The International Sustainability and Carbon Certification, Transport & Environment and Environmental Investigation Agency have raised concerns over the ‘alarming’ rise in fraudulent palm oil products being imported into the EU to make biofuels.

For Patrick Lynch, founder of BioLedger, this isn’t hypothetical. This fraud in reporting is what drove him to build a digital traceability platform which now processes over 150,000 tonnes of biofuel feedstock each month. This includes used cooking oil, fats and agricultural oils.

Lynch has spent over 15 years in biofuel supply chain. He served nearly a decade as head of compliance for UK-based supply chain management company Greenergy. “When things happen on paper and in Excel, it’s so easy to hide pieces of paper or not show one Excel file,” he tells SAF Investor. “The traders are always 10 steps ahead of the auditors.”

He designed BioLedger as a digital alternative to paper-based certification systems. The concept was approved by the European Commission which mandated digital traceability in 2022. This served as the precursor to the European Commission’s Union Database – a central ledger for all biofuel transactions in the continent.

BioLedger’s key innovation was to create a “digital twin” for every physical consignment moving through the supply chain. For a feedstock like used cooking oil, a critical feedstock in SAF production, the trace starts with mobile application that collectors use to record pickups from restaurants.

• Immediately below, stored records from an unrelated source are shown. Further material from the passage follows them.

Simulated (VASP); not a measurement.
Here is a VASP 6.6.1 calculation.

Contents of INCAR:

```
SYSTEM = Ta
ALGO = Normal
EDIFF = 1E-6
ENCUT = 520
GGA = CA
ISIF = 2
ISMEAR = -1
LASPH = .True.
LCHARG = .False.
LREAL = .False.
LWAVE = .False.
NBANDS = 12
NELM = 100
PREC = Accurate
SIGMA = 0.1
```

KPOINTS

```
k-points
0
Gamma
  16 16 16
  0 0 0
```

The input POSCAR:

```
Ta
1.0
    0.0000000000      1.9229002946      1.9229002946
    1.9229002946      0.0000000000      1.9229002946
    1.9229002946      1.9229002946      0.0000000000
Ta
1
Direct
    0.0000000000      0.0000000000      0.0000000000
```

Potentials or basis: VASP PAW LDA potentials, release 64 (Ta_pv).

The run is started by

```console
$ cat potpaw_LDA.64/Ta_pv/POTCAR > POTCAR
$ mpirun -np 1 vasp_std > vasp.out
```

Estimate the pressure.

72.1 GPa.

Apps equipped with geo-fencing ensure drivers are at least within the 500 metre range of the restaurant when reporting a collection. As an added layer of transparency, they are also required to obtain signatures and photographs from restaurant staff. This is to prevent false collections from someone sitting at home on the sofa creating fake collections, says Lynch.

For agricultural feedstocks such as ethanol used in the alcohol-to-jet pathway, lands are monitored to ensure the area was already agricultural in 2008 to verify no deforestation was carried out to produce the crop for ethanol.

Even though BioLedger was founded to be used in tracing feedstocks for road biofuels, Lynch says the platform is extremely relevant to SAF.

“In terms of SAF, it’s all the same supply chain,” explains Lynch. “SAF is produced by existing companies making HVO and co-processed fuel, and the feedstocks are the same – used cooking oil, food waste, palm oil mill effluent. It’s all the same supply chains that have been supplying road fuel for the last 15 years. So they have the same problems and the same solutions.”

Since the feedstocks are broadly the same, so are the fraud vulnerabilities. Lynch highlights the curious case of never ending supply of used cooking oil which suggests adulteration. “There’s never been a point where the industry has said ‘stop, we haven’t got any more.’ That demonstrates new volume isn’t coming from people making more used cooking oil. When it becomes expensive enough, it pulls in things that look like used cooking oil but aren’t – category three tallow, palm fatty acids, or virgin vegetable oils are fraudulently relabelled.”

BioLedger operates in Europea and US. While Europe relies on certification systems with minimal liability, the US approach puts all liability on biofuel producers who can face millions in fines if feedstock fraud is uncovered. This approach makes US supply chains much more transparent forcing producers to demand more visibility into the supply chain.

The platform accommodates both approaches. However, the US in January 2025 excluded all non-domestic used cooking oil from US mandates. The US government gave insufficient trust in international traceability as the reason for this exclusion.

“They only excluded it because they don’t trust systems based on pieces of paper moving through the supply chain,” says Lynch. But he warns this approach is short-sighted. Instead he suggests being more stringent in sustainability reporting requirements. “There are billions of people outside the US producing waste that can be used to supply biofuel mandates. Why exclude that sustainable volume?”

But as SAF production grows, traceability of feedstocks provides the trust infrastructure the industry requires. For Lynch, BioLedger’s premise is simple: you can’t fight million dollar fraud incentive with paperwork. You need transparency.